NY Fed: Young Student Debtors No Longer Taking on Other Debt

Meta Brown and Sydnee Caldwell, “Young Student Loan Borrowers Retreat From Housing and Auto Markets,” Federal Reserve Bank of New York

At last, a New York Fed research paper that doesn’t promote perpetual debt-financed education. In seriousness, this article is quite well done, so I don’t have too much to say about it. The only line I object to is the beginning when it states:

Student loans have soared in popularity over the past decade, with the aggregate student loan balance, as measured in the FRBNY Consumer Credit Panel, reaching $966 billion at the end of 2012.

“Popular” isn’t the word I’d use to characterize student loan debt.

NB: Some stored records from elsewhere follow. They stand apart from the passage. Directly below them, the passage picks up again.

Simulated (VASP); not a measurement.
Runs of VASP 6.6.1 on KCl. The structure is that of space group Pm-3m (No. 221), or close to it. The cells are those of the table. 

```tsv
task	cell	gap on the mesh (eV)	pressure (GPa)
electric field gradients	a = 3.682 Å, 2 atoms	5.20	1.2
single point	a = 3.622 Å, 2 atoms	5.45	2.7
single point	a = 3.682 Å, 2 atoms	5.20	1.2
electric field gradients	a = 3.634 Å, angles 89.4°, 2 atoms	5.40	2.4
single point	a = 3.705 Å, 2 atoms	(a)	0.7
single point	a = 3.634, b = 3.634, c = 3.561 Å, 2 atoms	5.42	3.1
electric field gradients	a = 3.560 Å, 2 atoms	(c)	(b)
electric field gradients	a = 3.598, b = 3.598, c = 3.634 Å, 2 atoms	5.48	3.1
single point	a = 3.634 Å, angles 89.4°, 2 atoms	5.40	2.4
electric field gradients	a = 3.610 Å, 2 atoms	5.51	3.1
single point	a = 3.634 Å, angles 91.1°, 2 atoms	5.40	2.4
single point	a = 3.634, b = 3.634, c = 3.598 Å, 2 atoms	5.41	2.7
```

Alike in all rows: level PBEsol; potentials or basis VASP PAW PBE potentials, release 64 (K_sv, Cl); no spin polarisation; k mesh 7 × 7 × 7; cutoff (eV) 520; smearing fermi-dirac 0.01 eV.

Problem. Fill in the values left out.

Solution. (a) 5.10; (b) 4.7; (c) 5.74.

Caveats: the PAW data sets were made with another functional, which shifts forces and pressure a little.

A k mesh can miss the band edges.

The paper principally finds that young people without student loans are buying houses and cars—and they have better credit scores—than those with student loan debt, a stunning (if you didn’t stop to think about it) reversal from several years ago. The authors state two possible reasons: (1) Young debtors expect lower future incomes, which hampers their spending, and (2) Lenders will no longer loan money to people with high debt-to-income ratios. You can guess which one I think is more prevalent.

The only other observation I’ll note is that the average 25-year-old has less overall debt than several years ago, but more if it is student loan debt. This is a big deal because if the educations they purchased (if they completed them) increased their productivity, then there isn’t a lot to worry about. If we correct a few imbalances in the economy, we will expect them to be good drones.

On the other hand, if the debt did very little for their productivity, then it’s no worse than borrowing nondischargeable money to buy a large amount of lottery tickets.


In other news, the hawk-eyed TaxProf refers us to a New York Times blog post informing us that President Obama’s proposed budget would remove the tax obligation accompanying canceled loans on IBR. So what’s the call debtors? A tax break potentially worth hundreds of thousands of dollars, or a cut to your Social Security checks that will amount to 12 percent in 40 years thanks to the wonders of chained CPI?


  1. Could the decline and aging membership of the Legal Profession.(in part) be due to younger Lawyers inability to obtain credit and/or capital . My observation is many of the older solo practitioners are over 50 and from era when tuition was more reasonably priced. What effect has lack of money and credit to new lawyers had on the Plaintiffs bar. Is it possible the loss of credit and capital and the inability (of younger lawyers) to obtain money to cover court costs such as (expert witness fees) resulted in reduction of the number and the dollar amount received by plaintiff’s. Would fewer and smaller plaintiff’s awards result in reduction of the Defense bar and contribute to the overall decline of the number of lawyers needed.

    Could you determine what percentage of the decline is the result of loss of loss capital and credit (to new lawyers) and what percentage of the decline could be attributed to other causes such as technological advances and outsourcing. Is it possible that legal educational system has cannibalized its young and contributed to the decline of the profession.

    Maybe law schools should enter the legal business and use some the student loan money to create an increased demand for legal services. The law schools have access to easy credit and capital with limited risk. Law Schools can discharge debts in Bankruptcy.